Aerojet Rocketdyne teams with NASA in Alabama on new 3D printed rocket engine

Aerojet Rocketdyne teams with NASA in Alabama on new 3D printed rocket engine

Aerojet Rocketdyne has signed a Space Act Agreement with NASA in Alabama to design and build a key rocket engine part using additive manufacturing or 3D printing. The company opened a big new rocket propulsion Advanced Manufacturing Facility in north Huntsville earlier this year.

The rocket piece the company plans to build for NASA is a lightweight engine thrust chamber assembly. That’s the business end of the engine where fuels combine, ignite and channel out the bottom to produce thrust.

The goal of the project is twofold. NASA wants to cut the cost of building rocket engine parts, and Aerojet and NASA want “scalable” rocket parts that can be made quickly and made larger or smaller for space craft from large boosters to small lunar landers. “As we look to the future of space exploration, efficiency and scalability will be key, which is why we are excited to work with NASA on this innovative thrust chamber for rocket engines,” Aerojet Rocketdyne CEO and President Eileen Drake said in a statement. “The technology we develop will leverage the most advanced additive manufacturing techniques and materials to help provide efficient and safe transportation to and through space.”

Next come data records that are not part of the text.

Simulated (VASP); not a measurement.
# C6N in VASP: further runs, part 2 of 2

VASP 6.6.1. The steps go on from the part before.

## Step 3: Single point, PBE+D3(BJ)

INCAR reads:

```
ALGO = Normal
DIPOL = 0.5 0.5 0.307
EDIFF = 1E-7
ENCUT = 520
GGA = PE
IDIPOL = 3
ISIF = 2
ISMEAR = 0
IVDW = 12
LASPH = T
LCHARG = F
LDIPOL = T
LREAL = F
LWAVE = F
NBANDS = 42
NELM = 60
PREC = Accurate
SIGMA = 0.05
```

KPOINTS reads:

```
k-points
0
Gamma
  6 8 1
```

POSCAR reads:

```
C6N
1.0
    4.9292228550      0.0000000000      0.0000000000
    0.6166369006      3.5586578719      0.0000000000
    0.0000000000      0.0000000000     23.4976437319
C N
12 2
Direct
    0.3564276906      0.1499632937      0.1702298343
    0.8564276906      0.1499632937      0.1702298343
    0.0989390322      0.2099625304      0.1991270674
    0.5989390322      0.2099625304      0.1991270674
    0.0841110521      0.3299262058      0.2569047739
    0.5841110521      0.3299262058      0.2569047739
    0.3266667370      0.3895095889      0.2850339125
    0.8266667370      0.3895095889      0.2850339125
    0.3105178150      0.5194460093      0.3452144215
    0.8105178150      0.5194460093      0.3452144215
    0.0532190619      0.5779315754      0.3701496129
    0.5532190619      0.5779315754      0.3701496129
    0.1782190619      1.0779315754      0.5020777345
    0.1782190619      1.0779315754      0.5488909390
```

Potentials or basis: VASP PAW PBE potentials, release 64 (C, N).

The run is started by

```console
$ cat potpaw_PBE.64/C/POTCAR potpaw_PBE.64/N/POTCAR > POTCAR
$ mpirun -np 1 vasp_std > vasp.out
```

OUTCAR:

Drake was in Alabama in June to officially open Aerojet Rocketdyne’s two new facilities: a 136,000-square-foot advanced manufacturing facility and a new 122,000-square-foot Defense Headquarters building aimed a winning more defense contracts at Redstone Arsenal. “Huntsville is a great place to build a future, and that’s what we’re doing with our expansion here,” Rocketdyne CEO Eileen Drake said in Huntsville then.